The tenuous economic recovery of the past two years has been
characterized by such weak wage growth that most of New York’s working
families have been left treading water, according to the latest edition of
the Fiscal Policy Institute’s biennial report on The State of Working
New York.
"These trends are evident around the state and add up to an
economy that faces enormous challenges in achieving a shared and sustainable
prosperity," said Frank Mauro, the Fiscal Policy Institute’s executive
director.
While the overall New York economy has grown at a modest
rate over the past two years, the new report concludes that workers have not
been sharing fully in the fruits of this growth. At the national level,
corporate profits have increased five times faster than total wages since
early 2001. In New York, economic output per worker increased by 6 percent
from 2001 to 2004, while average wages increased by only 1.8 percent.
And even this very modest increase in the average wage masks
the difficulties faced by most New Yorkers. Only high-wage workers (80
percentile) received a modest real
wage increase of 2.3 percent between 2001 and 2004. Real wages for workers
in the bottom half of the wage distribution are in fact no higher than in
2001. In other words, the gains of increased productivity are virtually all
going to corporate profits and high-wage earners, with most workers seeing
no real gain.
Although there has been a decline in manufacturing jobs
nationwide, the decline in upstate New York areas has been much steeper than
for the U.S. as a whole. New York has lost 21 percent of its factory jobs
since 2000. Three heavily-manufacturing dependent upstate metro areas –
Rochester, Binghamton and Elmira – continued to lose jobs into the first
part of 2005 and have experienced fairly substantial 5 to 10 percent job
declines since 2000.
Across the state, the net loss of thousands of good paying
jobs has meant that the "hollowing out" of the middle of the income
distribution continued at a rapid pace.
According to Census Bureau data, there was a decline of over
50,000 families with incomes between $35,000 and $150,000 between 2000 and
2003. During this same period, however, the number of families with incomes
above $150,000, and the number with incomes below $35,000 both increased.
As in many parts of the country, including the downstate New
York areas and the Hudson Valley corridor, the rapid rise in housing prices
and the explosion in home equity borrowing and home mortgage debt have been
among the major forces driving the economy.

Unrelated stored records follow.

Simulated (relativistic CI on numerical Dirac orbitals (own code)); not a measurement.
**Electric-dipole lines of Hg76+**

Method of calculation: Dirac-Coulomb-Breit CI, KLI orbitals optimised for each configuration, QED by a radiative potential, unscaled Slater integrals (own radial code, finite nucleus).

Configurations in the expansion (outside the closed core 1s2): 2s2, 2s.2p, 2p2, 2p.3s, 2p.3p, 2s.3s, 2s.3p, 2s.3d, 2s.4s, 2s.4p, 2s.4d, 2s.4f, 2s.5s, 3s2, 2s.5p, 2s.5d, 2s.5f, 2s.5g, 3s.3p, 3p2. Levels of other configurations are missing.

"For the areas within New York that have been growing in
this tenuous recovery, much of that growth has been fueled by the
super-heated housing market and the explosion of household debt readily
evident at the national level," commented Fiscal Policy Institute chief
economist James Parrott. "Unfortunately, that spur to New York’s growth may
end as the Federal Reserve pushes interest rates higher," added Parrott.
An important bright spot in the report is the data showing
that New York’s recent increase in the minimum wage did not dampen job
growth among low-wage workers. The first step of a three-step increase
occurred on January 1, 2005, bringing New Yorkers from the federal minimum
of $5.15/hour to a New York minimum of $6.00/hour. Contrary to warnings of
opponents to the increase, the number of jobs in industries employing large
numbers of low-wage workers grew significantly after the first step of the
increase took place. Retail jobs increased 1.8 percent in the first half of
2005 compared to the first half of 2004, considerably faster than either the
state’s overall growth rate or the rate of increase in retail jobs
nationally. The next phases of the increase will raise the minimum to
$6.75/hour in 2006 and $7.15/hour in 2007.
The report also provides detailed economic profiles for each
of the state’s 10 labor market regions, including data on population, wage,
income, and job trends as well as a list of each region’s largest employers
and a discussion of regional prospects.